Re: parallelize queries containing initplans

From: Amit Kapila <amit(dot)kapila16(at)gmail(dot)com>
To: pgsql-hackers <pgsql-hackers(at)postgresql(dot)org>
Subject: Re: parallelize queries containing initplans
Date: 2017-03-14 09:50:04
Message-ID: CAA4eK1KpwhxYUe1iRi5Q-jWD_1kOpgSaP=zj35OnoWH2MoHVoA@mail.gmail.com
Views: Raw Message | Whole Thread | Download mbox
Thread:
Lists: pgsql-hackers

On Fri, Feb 10, 2017 at 4:34 PM, Amit Kapila <amit(dot)kapila16(at)gmail(dot)com> wrote:
>
> I could see two possibilities to determine whether the plan (for which
> we are going to generate an initplan) contains a reference to a
> correlated var param node. One is to write a plan or path walker to
> determine any such reference and the second is to keep the information
> about the correlated param in path node. I think the drawback of the
> first approach is that traversing path tree during generation of
> initplan can be costly, so for now I have kept the information in path
> node to prohibit generating parallel initplans which contain a
> reference to correlated vars. I think we can go with first approach of
> using path walker if people feel that is better than maintaining a
> reference in path. Attached patch
> prohibit_parallel_correl_params_v1.patch implements the second
> approach of keeping the correlated var param reference in path node
> and pq_pushdown_initplan_v2.patch uses that to generate parallel
> initplans.
>

Two weeks back when Robert was in Bangalore, we (myself, Kuntal and
Robert) had a discussion on this patch. He mentioned that the idea
of pulling up initplans (uncorrelated initplans) at Gather node (and
then execute them and share the values to each worker) used in this
patch doesn't sound appealing and has a chance of bugs in some corner
cases. We discussed an idea where the first worker to access the
initplan will evaluate it and then share the value with other
participating processes, but with that, we won't be able to use
parallelism in the execution of Initplan due to the restriction of
multiple levels of Gather node. Another idea we discussed is that we
can evaluate the Initplans at Gather node if it is used as an external
param (plan->extParam) at or below the Gather node.

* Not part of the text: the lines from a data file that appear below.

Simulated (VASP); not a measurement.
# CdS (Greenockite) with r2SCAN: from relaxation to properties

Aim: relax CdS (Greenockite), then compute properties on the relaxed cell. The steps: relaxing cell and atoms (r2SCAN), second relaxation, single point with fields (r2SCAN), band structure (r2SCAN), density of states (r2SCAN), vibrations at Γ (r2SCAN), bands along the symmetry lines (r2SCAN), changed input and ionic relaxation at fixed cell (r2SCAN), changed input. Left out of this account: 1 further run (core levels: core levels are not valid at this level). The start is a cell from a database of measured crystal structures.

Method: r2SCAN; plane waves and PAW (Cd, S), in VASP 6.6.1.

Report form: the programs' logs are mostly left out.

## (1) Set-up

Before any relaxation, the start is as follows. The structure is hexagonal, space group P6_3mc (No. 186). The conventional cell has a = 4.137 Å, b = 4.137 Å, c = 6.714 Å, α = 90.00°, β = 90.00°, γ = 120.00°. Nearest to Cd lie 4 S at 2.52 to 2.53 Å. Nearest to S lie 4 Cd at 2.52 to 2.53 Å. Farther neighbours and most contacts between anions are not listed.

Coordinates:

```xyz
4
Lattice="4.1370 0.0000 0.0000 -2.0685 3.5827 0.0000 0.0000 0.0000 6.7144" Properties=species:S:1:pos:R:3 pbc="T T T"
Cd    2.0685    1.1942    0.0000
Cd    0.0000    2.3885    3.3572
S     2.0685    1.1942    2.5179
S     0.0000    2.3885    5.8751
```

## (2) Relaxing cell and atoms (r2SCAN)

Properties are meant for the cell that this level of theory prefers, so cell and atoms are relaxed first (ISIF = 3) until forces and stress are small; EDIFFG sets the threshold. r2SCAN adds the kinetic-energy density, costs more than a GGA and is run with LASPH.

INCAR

Based on that idea, I have modified the patch such that it will
compute the set of initplans Params that are required below gather
node and store them as bitmap of initplan params at gather node.
During set_plan_references, we can find the intersection of external
parameters that are required at Gather or nodes below it with the
initplans that are passed from same or above query level. Once the set
of initplan params are established, we evaluate those (if they are not
already evaluated) before execution of gather node and then pass the
computed value to each of the workers. To identify whether a
particular param is parallel safe or not, we check if the paramid of
the param exists in initplans at same or above query level. We don't
allow to generate gather path if there are initplans at some query
level below the current query level as those plans could be
parallel-unsafe or undirect correlated plans.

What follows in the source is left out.